Four challengers try to unseat Michael Steele as Republican Party chair

The Republican National Committee votes Friday on the chairmanship. As this term of Michael Steele draws to a close, the Republican Party is $20 million in debt.

Manuel Balce Ceneta/AP
Republican National Committee (RNC) Chairman Michael Steele makes his remarks during a Republican National Committee Winter Meeting in Oxon Hill, Md., on Jan. 14.

Republican National Committee chairman Michael Steele is in the fight of his political life, hoping to hold off four challengers in an election Friday for his position atop the GOP.

While political handicapping is a dangerous game, few observers think Mr. Steele will be reelected, given the numerous controversies that have dogged his time in office. Also, at the end of his first term, the Republican Party is $20 million in debt.

ABC News’s political unit quotes John Sununu, New Hampshire GOP committee chair and former White House chief of staff, as saying, “I think it's a foregone conclusion – he's done." The outspoken Mr. Sununu added, "It's clear he can't continue to run the committee.... People don't have enough confidence in him."

A key issue for RNC members gathered at a Maryland hotel: picking a chairman who can win back the confidence of major donors before fundraising for the 2012 presidential election begins in earnest. Successful fundraising will be essential if Republicans wish to deny President Obama a second term in the White House. In his first bid for the White House, Mr. Obama raised $750 million.

Although Republicans took back the House in November’s election, party fundraising lagged. The RNC raised only $7 million from major donors in the midterm elections, according to a new analysis by The Washington Post. That was one-sixth as much as the RNC raised in 2006, and it contrasts with $38 million raised by Democrats in 2010.

The RNC's election procedures mean that multiple ballots are likely, with Steele’s best shot on the first round, when party officials may want to send him a message of thanks. Only 24 RNC committee members have committed to vote for Steele, according to a running tally by Politico.

In his first bid for the RNC chair in 2009, it took Steele six ballots to garner a simple majority of 85 votes.

Those challenging Steele at the party's annual winter meeting are:

Reince Priebus. The Wisconsin Republican Party chairman is the front-runner in Politico’s running tally with 44 votes. Previously close to Steele, he has faced criticism for not speaking out sooner about RNC management issues.

Saul Anuzis. He is a former chair of the Michigan GOP who ran against Steele for the chairmanship two years ago. He has 16 supporters, Politico says.

Maria Cino. She is a longtime RNC official who played a key role in planning the 2008 Republican convention. House Speaker John Boehner has endorsed her, writing a letter to RNC members saying she is “exceptionally politically savvy and knows what it takes to win." She has 14 votes lined up, Politico says.
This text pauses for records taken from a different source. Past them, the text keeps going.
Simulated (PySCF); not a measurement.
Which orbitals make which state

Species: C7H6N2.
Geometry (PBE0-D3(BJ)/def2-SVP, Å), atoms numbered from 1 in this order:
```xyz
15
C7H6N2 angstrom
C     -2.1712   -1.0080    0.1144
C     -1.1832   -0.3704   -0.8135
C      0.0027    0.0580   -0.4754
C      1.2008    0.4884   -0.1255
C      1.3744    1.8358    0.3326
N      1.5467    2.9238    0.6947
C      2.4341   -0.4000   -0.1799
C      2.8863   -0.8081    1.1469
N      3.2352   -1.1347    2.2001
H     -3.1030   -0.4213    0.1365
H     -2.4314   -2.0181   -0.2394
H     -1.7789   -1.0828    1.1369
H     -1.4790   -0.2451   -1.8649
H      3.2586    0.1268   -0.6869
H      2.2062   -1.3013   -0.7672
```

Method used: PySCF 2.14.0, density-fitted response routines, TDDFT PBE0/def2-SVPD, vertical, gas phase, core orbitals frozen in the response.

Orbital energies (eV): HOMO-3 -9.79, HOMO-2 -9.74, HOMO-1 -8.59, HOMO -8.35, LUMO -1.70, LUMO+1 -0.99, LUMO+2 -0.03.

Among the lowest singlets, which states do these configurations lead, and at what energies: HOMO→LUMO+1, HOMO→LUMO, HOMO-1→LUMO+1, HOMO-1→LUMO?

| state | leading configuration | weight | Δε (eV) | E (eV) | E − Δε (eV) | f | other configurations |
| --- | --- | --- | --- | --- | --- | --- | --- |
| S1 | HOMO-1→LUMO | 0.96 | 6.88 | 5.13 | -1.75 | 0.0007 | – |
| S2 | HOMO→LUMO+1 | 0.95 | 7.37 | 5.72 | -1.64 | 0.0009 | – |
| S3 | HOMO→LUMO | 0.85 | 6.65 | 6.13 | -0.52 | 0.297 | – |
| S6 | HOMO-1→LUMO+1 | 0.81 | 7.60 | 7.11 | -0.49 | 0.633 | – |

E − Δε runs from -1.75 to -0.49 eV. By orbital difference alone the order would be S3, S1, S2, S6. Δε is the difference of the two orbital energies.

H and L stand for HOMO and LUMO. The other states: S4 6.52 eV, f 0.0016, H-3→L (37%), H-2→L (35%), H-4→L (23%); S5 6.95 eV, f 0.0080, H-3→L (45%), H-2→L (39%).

Ann Wagner. She was named US ambassador to Luxembourg by President George W. Bush and is a former Missouri GOP chair. She was RNC co-chair from 2001 to 2005. According to Politico, she has the support of 12 RNC committee members.

Just to make things interesting, the RNC has a rule that the gender of the co-chairman must be different from the chair's. If a woman wins as chairman, it will upset the plans of the two current front-runners for the vice chairman’s post: Jan Larimer of Wyoming and Sharon Day of Florida. That would open the field for Roger Villere Jr. of Louisiana.